Our second installment in our KP Critiques series!

KP Critiques Post 3This critique comes from Sophia and her novel Sola Fide.

Sola Fide

She would that he would die.

His thickset chest heaved in her peripheral and his breath rasped like a coin in a coffer. She glanced out the latticed window, half expecting to glimpse the Angel of Death at the door lintel. Her white fingers clamped the book that had lain idly in her lap for the past hour while she listened to the mucus rattle in his throat. If only she could suck the will to live out of him, as he had done to her.

She stroked the gold leaf lettering, iridescent in the fire-dance. Would God punish her for refusing to forgive him? His breath spiked, and the cockleshell of her ear tilted back towards the bed that she had shared with him these past six months, the bed that was not her own. Because she wished death upon him, would God forever sear his features into her memory? She massaged the ache carved into her low back and shifted her chair so she could not see the man whose child she carried beneath her loose-fitting kirtle. If she deserved the brimstone of Sodom, the fiery furnace and the winepress of God’s wrath, how much more did she deserve a child who resembled its father?

And our critique!

She would that he would die.

While this is a seemingly good sentence to start with, I believe it could be written in a more concise manner. Two woulds in one sentence like that feels cluttered.

His thickset chest

Interesting, intriguing description.

heaved in her peripheral and his breath rasped like a coin in a coffer.

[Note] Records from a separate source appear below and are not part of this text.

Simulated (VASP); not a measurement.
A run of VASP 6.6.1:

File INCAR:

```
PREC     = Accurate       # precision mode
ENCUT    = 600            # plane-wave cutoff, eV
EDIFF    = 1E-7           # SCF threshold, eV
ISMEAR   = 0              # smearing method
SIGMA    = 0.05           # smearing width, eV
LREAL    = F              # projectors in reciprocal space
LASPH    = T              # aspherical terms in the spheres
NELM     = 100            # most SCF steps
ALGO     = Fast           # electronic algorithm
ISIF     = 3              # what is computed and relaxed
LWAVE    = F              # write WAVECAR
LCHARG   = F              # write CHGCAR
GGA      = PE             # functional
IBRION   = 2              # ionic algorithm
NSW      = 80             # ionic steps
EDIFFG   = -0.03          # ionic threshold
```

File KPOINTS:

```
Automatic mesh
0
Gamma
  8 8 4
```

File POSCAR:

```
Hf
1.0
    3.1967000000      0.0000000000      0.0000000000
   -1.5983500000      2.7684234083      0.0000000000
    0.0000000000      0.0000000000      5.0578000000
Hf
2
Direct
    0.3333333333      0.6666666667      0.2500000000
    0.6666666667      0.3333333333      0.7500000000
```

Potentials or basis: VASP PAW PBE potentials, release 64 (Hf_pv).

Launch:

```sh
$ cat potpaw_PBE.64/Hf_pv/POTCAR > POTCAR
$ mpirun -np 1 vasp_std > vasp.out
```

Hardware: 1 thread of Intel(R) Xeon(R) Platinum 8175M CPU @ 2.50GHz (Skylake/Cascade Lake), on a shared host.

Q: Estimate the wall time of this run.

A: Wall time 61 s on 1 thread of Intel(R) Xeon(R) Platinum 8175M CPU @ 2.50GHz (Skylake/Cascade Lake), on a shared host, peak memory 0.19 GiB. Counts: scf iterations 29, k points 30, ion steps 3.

In a full or empty coffer? There is a difference in the sound; although I really like how you tied in the description with the setting of your novel.

She glanced

Just how did she glance? Nervous? Anxious? Show me. Let me feel with her.

out the latticed window, half expecting

Is she anticipating it? What?  

to glimpse the Angel of Death at the door lintel. Her white fingers clamped the book that had lain idly in her lap for the past hour while she listened to the mucus rattle in his throat. If only she could suck the will to live out of him, as he had done to her.

She stroked the gold leaf lettering, iridescent in the fire-dance. Would God punish her for refusing to forgive him? His breath spiked, and the cockleshell of her ear tilted back towards the bed that she had shared with him these past six months, the bed that was not her own.

Is this a bitter thought?

Because she wished death upon him, would God forever sear his features into her memory? She massaged the ache carved

Oh I love this word choice! I can picture it clearly! Excellent!

into her low

lower

back and shifted her chair so she could not see the man

Perhaps if you used a description that showed us how much she does not want to see him instead of telling us.

whose child she carried beneath her loose-fitting kirtle. If she deserved the brimstone of Sodom, the fiery furnace and the winepress of God’s wrath, how much more did she deserve a child who resembled its father?

Interesting, but I’m not swept into this story enough; I need to be gripped and thrust inward, hungrily moving onto the next sentence, the next scene, eager to see what happens next. Oftentimes when you tell us what is going on it dampens the effect of us being transported into the story world. I was almost there, almost transported, but there were subtle things that kept bringing me back. In this particular section we need to be shown, feel the emotion; I want to feel the weight of her dread what God might do; feel the impatience (that could be displayed clearer) of her husband dying. If I could feel all of that then I would be ushered into enough curiosity as to why she wants her husband dead. 

I sincerely hope this helps you; and that you aren’t discouraged. This has potential!